Remembering ‘Reagan Democrats’
Students of politics understand the historical importance of the “Reagan Democrats”—those predominantly working-class cultural conservatives who were integral to both of Ronald Reagan’s successful campaigns for president. Even after Reagan left the White House, this powerful voting bloc exerted its influence by helping to sweep George H.W. Bush (and Bill Clinton, “a new kind of Democrat”) into 1600 Pennsylvania Avenue. Today, they’re key to the fate of America’s major political parties—but not in a way either would like.
These days, a fight is on for the soul of the Republican Party. We see it in the rise in annual dinners and galas where guests wistfully raise toasts to the Gipper. We’ve watched it play out in the Senate as Ted Cruz and Rand Paul try to one-up each other’s talkathons. We hear it in the House, as Speaker John Boehner blames conservative and free-market grassroots groups for the fiscal policy deadlock in his Chamber.
While it holds more political power, the Democratic Party is not without its schisms. At the leading edge is the disappointment over President Obama’s continuation of George W. Bush’s military policies and his failure to close the Guantanamo Bay prison. It widens with the jaw-dropping disbelief over the abject failure of the Affordable Care Act rollout, the increased use of military drones, and the surveillance scandals surrounding the National Security Agency. When Saturday Night Live mocks them more than Republicans, then indeed, “Houston, we have a problem.”
The White House has responded by returning the venerable (and formidable) John Podesta to its hallowed halls. Not only is this an acknowledgment that Team Obama botched the most basic political management (it took them five years to figure that out!?), but given Podesta’s insider experience, it underscores the White House’s strategy of circumventing Congress by using the regulatory agencies to impose the President’s will. It’s as if the President has tired of his temper tantrum and brought in the older brother to bully the other kids.
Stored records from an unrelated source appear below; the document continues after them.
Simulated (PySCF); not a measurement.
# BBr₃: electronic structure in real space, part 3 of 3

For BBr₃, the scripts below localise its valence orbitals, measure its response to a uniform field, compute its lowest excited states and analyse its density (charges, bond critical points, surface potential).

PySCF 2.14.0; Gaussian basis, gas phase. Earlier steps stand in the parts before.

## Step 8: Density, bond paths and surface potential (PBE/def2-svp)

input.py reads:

The Republicans, in contrast, have yet to find their “Great Strategist to Rule Them All.” The libertarian-conservative alliance is genuinely fraying—and there’s even a debate over what the latter means. This is exemplified recently by conservative pontificates David Brooks and Michael Gerson. Alluding to a series of essays in the latest issue of National Affairs, both writers exude their own form of GOP hand-wringing for the good old days of the Reagan and yes, Bush 43 years—when conservatives were “compassionate”; Nancy Reagan just said “no”; and American exceptionalism led to that great City on a Hill.
What does this have to do with Reagan Democrats? Everything.
The return of Podesta and attempts by conservative intellectuals to rebrand the GOP platform are, in the end, chess moves to regain each party’s political base—power grabs to fill a perceived power vacuum. For Podesta, that vacuum opened when the expectation that the President could manage a country met the reality that he cannot. For Gerson, it arose when perceived anti-government sentiments ran smack into establishment Republicans’ more positive, Burkean view of the State. As Gerson comments, “For too many, government’s obligation to protect individual liberty comes first, second, and last, while concepts such as the common good, despite bearing their own conservative pedigree, are regarded as so much liberal claptrap.”
The difference this time is that there are no more Reagan Democrats left in the Democratic Party. As Pollster Stan Greenberg wrote in The New York Times in 2008, they have been replaced by a wealthier, professional, highly educated elite. Which makes it all the more galling when Democrats preach about income disparity while Washington, D.C.’s wealth expands exponentially from government largesse.
Yet, that doesn’t necessarily imply that the Reagan Democrats still linger throughout the GOP (George Will’s quip that they became the Republican base aside). If they’re there, they are angrier at government, and the younger ones are more socially tolerant of changing drug, sex, and marriage mores than previous generations. Against this reality, the nostalgia displayed by Republicans for the good old days only further illuminates the current GOP leadership’s lack of vision.
So, the Democrats will grasp for power by arrogantly pushing paternalistic and elitist policies that will bankrupt the country and kill innovation. Republicans, meanwhile, will grab it by acting more “compassionate” and developing marketing policies for “good government” proposals that give mere lip service to market mechanisms. When George W Bush said, “I’ve abandoned free market principles to save the free market system,” he wasn’t kidding.
Americans are increasingly identifying as Independent, and the Reagan Democrats aren’t coming back Washington tired of them a long time ago.